Did you know that the college class of 2020 is full of students born in 1999? Meanwhile, the incoming class of college freshmen were born in 2000 or 2001. That means that these current and future college students are part of Generation Z.
Who Are Gen Z?
Generation Z are considered the digital natives. They were essentially born with technology in their hands. So when it comes to their learning opportunities, it’s important to embrace their expertise with technology.
Of course, that isn’t to say that traditional means of learning, such as traditional textbooks, should go out the window. It simply means that you should try to meet these students where they live - in the technological space and on their devices.
How to Teach Gen Z
When it comes to providing students with the written resources they need for their classes, textbooks are still the gold standard. Being able to read a hardcopy, highlight key concepts, and take notes in the margins are a right of passage to any student - and important to the learning process. In fact, it’s been shown that students retain more details when they study from printed text rather than a digital device. One reason is that lengthier text on a screen tends to lose long-term attention.

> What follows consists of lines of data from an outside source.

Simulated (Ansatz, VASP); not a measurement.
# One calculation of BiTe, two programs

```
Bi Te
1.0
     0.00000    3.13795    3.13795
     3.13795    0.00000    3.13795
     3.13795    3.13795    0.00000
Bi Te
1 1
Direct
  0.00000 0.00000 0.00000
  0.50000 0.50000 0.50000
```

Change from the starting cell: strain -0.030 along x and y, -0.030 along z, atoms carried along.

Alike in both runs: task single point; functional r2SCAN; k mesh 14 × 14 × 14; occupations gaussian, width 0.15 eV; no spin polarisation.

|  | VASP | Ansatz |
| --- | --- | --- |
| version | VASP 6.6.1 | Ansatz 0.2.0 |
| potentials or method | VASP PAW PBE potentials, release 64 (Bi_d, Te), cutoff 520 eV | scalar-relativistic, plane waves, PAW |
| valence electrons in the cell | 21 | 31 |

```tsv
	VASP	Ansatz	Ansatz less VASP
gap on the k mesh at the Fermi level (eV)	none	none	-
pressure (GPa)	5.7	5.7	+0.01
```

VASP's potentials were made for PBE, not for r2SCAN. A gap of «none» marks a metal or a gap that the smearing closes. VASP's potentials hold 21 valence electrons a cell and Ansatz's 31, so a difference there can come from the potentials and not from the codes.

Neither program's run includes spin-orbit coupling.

Digital access, however, is still essential. That’s because this is a generation on the go that uses their phones and other mobile devices as an extension of themselves.
Benefits of Digital Learning
There are a few important advantages to digital learning we want to highlight.
For starters, when you make their reading materials accessible online, students are more likely to consume them at their own leisure - anytime, anywhere.
Digital learning is also flexible in that it can be updated in real-time. This can’t be done with physical textbooks because they can’t be updated until the next printing.
The advent of eLearning gives instructors the opportunity to provide their students with additional materials, resources, and yes - assignments, that can help enrich the learning process in a way that may be more familiar to the learner.
Here’s an example using a History course. The facts of a much-studied subject, like the American Revolution, aren’t going to change anytime soon. Names, dates, and places will remain the same. With digital resources at their fingertips, students can dig deeper into the material than a textbook allows. Perhaps they’ll be able to navigate a map showing them the route Paul Revere took as he rode through Massachusetts with his warning, or take a look inside a colonial home. They’ll also be able to take quizzes on the subject matter, testing their knowledge and ensuring that they’ve retained the key concepts.
In addition, instructors will be able to follow along with their students’ progress without having to literally peer over their shoulders. Sitting in a lecture hall with 300 students can be difficult for an instructor to gauge who’s paying attention or not, let alone get a sense of their individual, group or overall understanding. Especially when everyone is, theoretically, taking notes on their laptop.
Most importantly, digital learning lets you infuse additional materials and resources into a course. Even if the facts are unlikely to change, it’s possible that new information - regardless of the subject matter - will become available to help guide the learning experience. Take our earlier example of the History course - it could be amplified by providing students with access to a recently published scholarly article that dives deeper into part of the subject matter. Or, it can give them a fun bit of additional information that could enrich the class.